Something like 80 percent of men expect their partner to be thin; tell me that isn’t an “excessive and irrational commitment.”
The other night, I was eating capellini with asparagus and shrimp with a new friend/Babecamp Jamaica alum. I had just given a lecture at the library on diet culture and surviving the preternaturally anxiety-inducing Thanksgiving holiday. So we decided to celebrate at Filippo’s, the Italian place down the street.
We covered a lot of conversational ground over dinner, and the subject of Jamaica came up — specifically how fascinating it was to me to be such a hot commodity. Everyone in the group was a subject of romantic interest to the local dudes. Almost every dude we met wanted to marry all of us, and those who didn’t have matrimony in mind definitely let us know they had sexy times in mind.
There were plenty of obvious reasons for this: all of us were clever, strong, beautiful, babely women, and each of us was the complete package in our own right. But in each of our respective countries this does not merit special or urgent attention from men, especially when you take body size into account (most of us are plus size).

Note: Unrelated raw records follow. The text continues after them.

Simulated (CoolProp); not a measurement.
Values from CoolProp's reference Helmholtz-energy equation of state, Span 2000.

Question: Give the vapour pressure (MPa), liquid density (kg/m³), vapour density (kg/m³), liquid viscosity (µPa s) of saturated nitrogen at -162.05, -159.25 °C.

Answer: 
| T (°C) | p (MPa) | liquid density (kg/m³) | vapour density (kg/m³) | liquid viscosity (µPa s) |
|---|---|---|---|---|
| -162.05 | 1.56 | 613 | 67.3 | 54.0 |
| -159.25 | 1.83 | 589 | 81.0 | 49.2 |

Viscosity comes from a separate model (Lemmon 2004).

We had some other things that carry special value in Jamaica, though: everyone in the group was from a Western country and I imagine almost all of us had more earning power than most of the men we met (the median Jamaican annual income is approximately $13,500 USD).
In short, privilege is sometimes relative, and we had a whole bunch of it in Jamaica.
We had social cache that Jamaican men understood, in the same way that things like thinness and blonde hair have social cache to American men. My inner sociologist had some questions, namely: Is this kind of what it’s like to be a thin woman who is conventionally attractive in the US? Like, do those women get approached every time they leave their house? Does courting begin after the word “Hello"? Do men ask them out for drinks constantly and let their intentions be known early and often? Because, frankly, it kinda isn’t super funsies.
The definition of a fetish is “a course of action to which one has an excessive and irrational commitment,” or “a form of sexual desire in which gratification is linked to an abnormal degree to a particular object, item of clothing, part of the body, etc.” Something like 80 percent of men expect their partner to be thin; tell me that isn’t an “excessive and irrational commitment.”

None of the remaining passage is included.